With installations the world over and an impressive clientele made up of leading designers and architects, Peter Lane has imbued modern pottery with new life. Finding his calling in ceramics relatively late in life, Lane has transcended the classic approach to pottery making and made himself known as a revolutionary in bas-relief. With pieces that act as both works of fine art and as anchors to interior spaces, Lane has set himself apart as the voice to listen to in the world of ceramics.
Hailing from Oak Park, Illinois (with an artistic tradition all its own), Lane was encouraged in his aesthetic pursuits by his high achieving parents. But it was not until the 1990s that Lane seriously devoted himself to ceramics. After, in a much retold anecdote, a trip to a Miami ceramics flea market, he was inspired to take a pottery class in 1994 and was hooked.
Lane’s work fuses the functional with the fine. His oeuvre boasts a wide breadth of small pottery tableware, furniture, fireplace surrounds, and monumental wall installations. In this way, Lane was heavily influenced by his experiences making ceramics in Japan early in his career. Noting that artists there see little difference between the practical and the decorative, he has taken this ideal to heart.
The key to this diversity of production is Lane’s process. With an intimate knowledge of the behavior of his clay, Lane is able to adjust his methods to precision for every project. It is this ability to adapt to the project at hand which has made him the ceramics rock star of designers such as Chahan Minassian and Peter Marino as well as gallerists from Los Angeles to Paris.
Lane has even experimented with creating interiors of his very own. A fixture at art fairs such as Collective Design, Lane has exhibited impressive booths—ones which surround his practical design pieces with walls made completely of his singular ceramic panels. What Lane is going for here is more than an aesthetic, it’s an atmosphere. He pushes for his works to have a monumental scale and feel, enveloping the viewer better than any one wall piece could.
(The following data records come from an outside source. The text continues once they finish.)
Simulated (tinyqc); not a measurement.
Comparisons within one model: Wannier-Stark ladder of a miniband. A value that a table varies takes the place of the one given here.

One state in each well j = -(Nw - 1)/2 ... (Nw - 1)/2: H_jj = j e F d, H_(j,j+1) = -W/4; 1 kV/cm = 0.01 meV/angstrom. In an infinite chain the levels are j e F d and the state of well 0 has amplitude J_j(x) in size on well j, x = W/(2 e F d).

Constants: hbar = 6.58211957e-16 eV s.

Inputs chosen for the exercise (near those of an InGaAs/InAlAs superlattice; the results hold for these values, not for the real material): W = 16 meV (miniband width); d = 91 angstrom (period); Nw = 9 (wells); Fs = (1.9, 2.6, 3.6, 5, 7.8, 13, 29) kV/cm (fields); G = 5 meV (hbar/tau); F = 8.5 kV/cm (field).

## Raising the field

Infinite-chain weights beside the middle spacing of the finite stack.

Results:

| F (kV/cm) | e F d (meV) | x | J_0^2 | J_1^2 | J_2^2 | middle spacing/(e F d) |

Keenly aware of his pieces’ technical challenges, Lane develops each of them pragmatically, at least at first. Beginning with a solid plan and drawing for each commission, he lets fly when it comes to forming the clay. Calling the process “performative,” Lane uses all manner of tools, not least of which his hands, to shape the clay spontaneously. After forming the clay according to the ideal of the moment, Lane applies any one of a palette of colorful glazes, including ones based on metals such as cobalt and bronze, that give his ceramics a uniquely metallic look.
The work of Peter Lane has found international repute and can be found in galleries, private collections, and museums the world over. In addition to his partnership with Minassian, Lane has shown in Los Angeles’ Gray Gallery, Southampton’s Jeff Lincoln Art + Design, and participated in a show at the Bass Museum of Art in Miami. Since 2009, the artist has had a piece in the permanent collection of the Musée des Arts Décoratifs in Paris.